Thursday, November 28, 2019

HAVE BEEF FOR THANKSGIVING!

I'm unlocking today's newsletter story (Subscribe! Cheap!™). It's holiday-themed! The subject is all the yap about liberals trying to destroy Thanksgiving, and the related yap that liberals are to blame for political fights over the holidays -- not by provoking them so much as by talking about their existence (which conforms I guess to conservative attitudes toward, for example, homosexuality -- everything was better before you had the bad taste to mention it!).

For example, Brittany M. Hughes at Brent Bozell's Media Research Center tells readers:
Happy Holidays! Liberals Rant About Having to Spend Thanksgiving With 'MAGA Relatives' 
Welcome back to that time of year when progressives have to consider facing their No. 1 fear: how to interact with someone who disagrees with them.
Because if you don't want to fight during a family gathering, that means you're not open to a free and frank exchange of ideas with Uncle MAGA as to whether immigrants are human.
Liberals, particularly of the vehement anti-Trump variety, have taken to social media in droves to stress, joke, and lament about having to share a meal with their “MAGA relatives"...
"Stress, joke, and lament" is the tell there; even if you take a fuck-'em attitude toward your asshole kinfolk, you're still a loser because you won't sit there and listen to Grandpa recite "The Snake" instead of grace before dinner.

At the same time, we've got this from Donald Trump's smellier adult son:
On Tuesday, President Donald Trump’s oldest son announced this very specific — and almost certainly trolling — holiday giveaway: His supporters should “trigger a liberal” by discussing politics around the Thanksgiving table and whoever shared the best photo or video of the ensuing conflict would win a signed copy of Don Jr.’s new book and a “Make America Great Again” hat.
These people seem to think that conflict will always benefit them, just like in their tweets about how they'll kill us all in a civil war because they have lots of guns. Well, I say in my newsletter story that if your family is a family worth the name, and someone wants beef, you should give it to them:
However: One thing the mainstream press is too busy filling columns inches to consider, and the conservative press is too busy feeding resentments to consider, is that some of us like to argue. In many families, a heated discussion takes the place of a touch football game or a bonfire, or is enjoyed in addition to. Some may even end in drunken brawls or fist-shaking family ruptures. 
I remember when that sort of thing was taken as one of America’s leisure traditions. Remember Errol Flynn fighting his brothers in Gentleman Jim? (“The Corbetts are at it again!”) This obstreperousness was often laid to the Irish, but as with many our antique American bigotries I think it was a back-door way for the rest of the nation to celebrate the tendency...
Anyway go read, and have a beautiful holiday, whether it's a Quaker meeting or a slugfest. And if you have to work today, well I've been there, brother, and I sympathize; steal something nice from your boss.
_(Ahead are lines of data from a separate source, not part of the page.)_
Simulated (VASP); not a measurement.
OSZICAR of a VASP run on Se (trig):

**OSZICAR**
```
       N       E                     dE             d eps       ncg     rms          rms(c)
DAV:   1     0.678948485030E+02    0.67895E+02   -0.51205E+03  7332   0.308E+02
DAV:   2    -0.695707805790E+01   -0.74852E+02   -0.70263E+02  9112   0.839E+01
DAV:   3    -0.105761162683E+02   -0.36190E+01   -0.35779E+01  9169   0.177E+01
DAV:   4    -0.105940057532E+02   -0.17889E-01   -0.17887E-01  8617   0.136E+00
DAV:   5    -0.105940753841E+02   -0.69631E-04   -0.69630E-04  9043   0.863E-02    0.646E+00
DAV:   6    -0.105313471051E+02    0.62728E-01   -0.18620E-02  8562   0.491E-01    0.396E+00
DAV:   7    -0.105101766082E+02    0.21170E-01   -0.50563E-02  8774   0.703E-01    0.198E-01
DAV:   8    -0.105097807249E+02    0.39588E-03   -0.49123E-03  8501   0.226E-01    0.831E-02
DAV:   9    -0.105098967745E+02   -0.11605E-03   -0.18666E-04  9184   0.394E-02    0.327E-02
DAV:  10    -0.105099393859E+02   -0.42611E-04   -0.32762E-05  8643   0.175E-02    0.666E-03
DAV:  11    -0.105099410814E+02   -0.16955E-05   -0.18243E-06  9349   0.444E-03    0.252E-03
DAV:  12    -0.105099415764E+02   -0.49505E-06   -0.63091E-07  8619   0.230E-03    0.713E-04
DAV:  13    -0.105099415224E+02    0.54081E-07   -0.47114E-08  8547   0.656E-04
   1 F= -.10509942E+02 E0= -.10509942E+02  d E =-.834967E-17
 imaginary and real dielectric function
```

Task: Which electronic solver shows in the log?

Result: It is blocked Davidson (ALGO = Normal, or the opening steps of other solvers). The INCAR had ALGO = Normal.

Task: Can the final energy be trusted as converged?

UPDATE. Speaking of which:
A liberal ex-governor walks into a bar, followed by a conservative Trump administration official.
Instead of a punchline, what followed, one witness said, was a “shame-invoking tirade” by Martin O’Malley, the former Democratic governor of Maryland, directed atKen Cuccinelli II, the former Virginia attorney general who is acting deputy secretary of the Department of Homeland Security. 
The two political polar opposites crossed paths Wednesday night at the Dubliner, a Capitol Hill Irish pub popular on Thanksgiving Eve with Gonzaga High School graduates. Both men attended the school, graduating five years apart in the 1980s.
Siobhan Arnold, who was visiting from Philadelphia, had just met O’Malley at the bar when Cuccinelli walked in. Soon the two men were face-to-face, she said, with O’Malley excoriating Cuccinelli over the Trump administration’s immigration policies. 
O’Malley said “something about his [Cuccinelli’s] grandparents,” Arnold said in an interview. Cuccinelli said little if anything in reply, she added, quickly leaving the pub.
If you think it's tewwibly unfaiw for O'Malley to give grief to this immigrant-hunting asshole in a fucking Irish bar, I don't know what to tell you.